CW: You studied abroad during university. Why is study abroad important? What has travel taught you about yourself and those around you?
AS: Yes, I studied in Rome during the Spring of '08. I loved it because it gave me the chance to slow down a bit, plug into the local scene and really get to know one city in particular.
I think studying abroad is an opportunity to grow on so many personal and interpersonal levels. You have to take care of the basic stuff (laundry, cleaning, groceries), you've got to deal with adversity and challenges, and you also interact with and have to work with people who don't share your language, background or beliefs necessarily. So it's an amazing way to shake up your world and take on a new perspective before graduating. Employers recognize and really appreciate this worldly perspective and maturity too!
CW: You're bilingual as well as an Italian language and literature graduate. What advice do you have for students trying to learn a second language?
AS: Bilingual is a stretch! But yes, I can get by in French and Italian. I love being able to communicate to others in their own language. When you show that you've put in the sweat and tears to understand a little bit about them and where they're coming from, instantly you're differentiated in their view. You wouldn't believe the doors that open in front of you when you challenge yourself to learn that new language and practice it with locals.
My advice: it's normal to feel like a complete idiot throughout the first months and years of picking up that new language. But keep at it and converse with it every chance you get! Something will click eventually, and it will all make sense! That's happened to me twice now, and I gotta tell you it's so worth it!
CW: Tell us about one of the biggest challenges and one of the best rewards that you've experienced during your travels.

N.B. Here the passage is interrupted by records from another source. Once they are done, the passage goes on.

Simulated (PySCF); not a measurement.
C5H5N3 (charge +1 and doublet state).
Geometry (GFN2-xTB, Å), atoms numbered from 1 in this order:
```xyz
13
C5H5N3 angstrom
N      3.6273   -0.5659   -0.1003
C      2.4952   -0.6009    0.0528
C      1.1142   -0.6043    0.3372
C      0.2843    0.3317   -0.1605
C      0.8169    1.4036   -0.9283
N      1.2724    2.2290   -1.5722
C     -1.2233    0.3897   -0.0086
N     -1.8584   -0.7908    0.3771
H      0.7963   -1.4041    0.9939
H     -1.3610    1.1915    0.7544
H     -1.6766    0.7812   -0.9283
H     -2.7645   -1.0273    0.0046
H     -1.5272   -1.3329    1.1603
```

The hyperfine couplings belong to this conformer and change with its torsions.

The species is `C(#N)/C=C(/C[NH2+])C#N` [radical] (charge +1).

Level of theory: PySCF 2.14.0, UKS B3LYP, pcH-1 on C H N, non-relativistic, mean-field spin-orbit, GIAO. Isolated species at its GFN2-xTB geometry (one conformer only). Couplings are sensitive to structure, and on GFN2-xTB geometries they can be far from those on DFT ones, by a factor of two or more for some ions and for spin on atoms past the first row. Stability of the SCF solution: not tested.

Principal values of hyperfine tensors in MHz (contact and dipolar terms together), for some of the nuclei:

AS: As Americans, we sometimes lump all Europeans in the same boat and just expect variations of the same attitude, same culture, etc. when working with them. But this really isn't the case! Each country--or even region--has strong, unique and distinct culture and identity and Europeans tend to be very proud of their particular regional heritage. It's been a fun challenge for me to recruit, hire and manage Spaniards, Czechs or the French because they all get their professional fulfillment in different ways. As a result, it's really up to me to work with each of my team mates on their level, recognizing their values and priorities and learning how we can highlight those in the international spirit and personality of WSA. And the reward is when I get this multinational team working well together delivering amazing experiences for the students on the ground in Europe!